In another house, some slip-dream away, as dreams do, a dark god is angry with someone for not following the rituals, will kill them for it. The person screams, calls on a different god for help, but who knows if that other god is real, or strong, or cares? There is only this god in front of them, angry, awful, turning them into sand. The person shreds in the wind on a shriek and disappears.

Back to the big house with the women – the uninvited guest pesters all of us, peering into our faces, making us prepare food that no one wants, gather things no one has time to gather. The gods show up. They appear, prowling, suddenly in the house like a fearful quiet before the screaming – a squall of gods, intense and ready to strike. There are a handful of them; they are changeable, tricksters, morphing from form to form to form and laughing and raging and expecting to be honored. We are all terrified but follow our erstwhile friend’s instructions: offer the food, gather the things. One of the instructions from the gods is “gather four stolen things” and everyone runs around the house to find something the gods might consider stolen. The house has a collection of shells and preserved specimens of tropical fish – kind of tattered, kind of old, dry and battered and torn. I pick up shells and fish and tiny statues, hoping I’m not offending my friend/relative whose house this is, but we all have to find four things the gods consider stolen. I don’t know what they mean by stolen. I hope I’m right. I dither over a figurine of a dog. Is the dog stolen? I don’t know. I choose another dried fish. We all rush to bring them the shells and fish and statues.

The gods bring the fish back to life, and we shriek a little, startled, pour the now-live fish into a huge fish bowl/tank that looks like a birdcage, glass or magic behind the bars of the cage to keep the water in. We ooh and ahh over the fish, watch them swim. We pour in more specimens, turning to life before our eyes. The fish are still tattered but swim placidly. The shells become snails and cuttlefish and jellies.

The gods consume all the prepared food, and we’re running around trying to get more food for them, but they’ve knocked a lot of dishes over. We can’t offer them food that’s been on the ground. One god corners me in the kitchen, walking softly, eyes like storms, and I clutch a bowl and babble how we’re trying to get something ready, just a minute, just a minute. They look at me, wistful, sheepish. Are there any potato chips, they want to know.

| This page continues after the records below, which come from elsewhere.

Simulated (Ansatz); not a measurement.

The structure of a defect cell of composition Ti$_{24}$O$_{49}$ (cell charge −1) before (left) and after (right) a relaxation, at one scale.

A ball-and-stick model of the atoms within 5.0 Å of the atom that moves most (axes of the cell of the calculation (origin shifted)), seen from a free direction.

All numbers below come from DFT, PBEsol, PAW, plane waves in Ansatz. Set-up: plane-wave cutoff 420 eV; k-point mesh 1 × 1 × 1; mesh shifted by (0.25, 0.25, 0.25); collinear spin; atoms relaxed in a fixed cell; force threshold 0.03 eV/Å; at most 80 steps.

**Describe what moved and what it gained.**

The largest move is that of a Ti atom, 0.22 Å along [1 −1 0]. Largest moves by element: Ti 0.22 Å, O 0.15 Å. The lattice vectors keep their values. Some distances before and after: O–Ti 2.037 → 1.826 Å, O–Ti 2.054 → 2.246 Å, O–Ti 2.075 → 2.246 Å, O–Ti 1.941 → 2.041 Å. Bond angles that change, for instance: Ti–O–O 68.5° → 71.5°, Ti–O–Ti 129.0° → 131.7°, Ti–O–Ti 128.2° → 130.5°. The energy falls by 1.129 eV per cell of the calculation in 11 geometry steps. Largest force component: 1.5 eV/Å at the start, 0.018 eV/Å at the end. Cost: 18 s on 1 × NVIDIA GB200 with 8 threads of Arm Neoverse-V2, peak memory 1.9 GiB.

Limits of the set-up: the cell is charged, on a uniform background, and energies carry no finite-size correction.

I’m pretty sure that’s when I morphed the dream myself because I didn’t want to be scared anymore. It was a lot more relaxed after that. It softened, blurred, faded into waking.

I like the imagery throughout that dream – it was so detailed that I can still see the house, the carpets, the crowded knickknacks on the tables, the Victorian sprawlingness of it. The dark shadows and the warm light, the bright yellows and blue stripes on the fish, the red and beige and black of the sand and wind. It was so vivid, drummed into me. I love that in a dream, even scary ones. Unless the scary ones are about spiders. Then no.

When I think of the images, though, none of the faces stuck with me, if I ever saw them at all. I think that’s usual for me with dreams – I almost never see faces clearly. I wonder if that has to do with my slight facial-blindness. There’s something in my brain that just doesn’t register faces properly all the time. The movement of the whole body, the sound of the voice, the corner of a mouth – those register more strongly in dreams, and maybe in my brain in waking life.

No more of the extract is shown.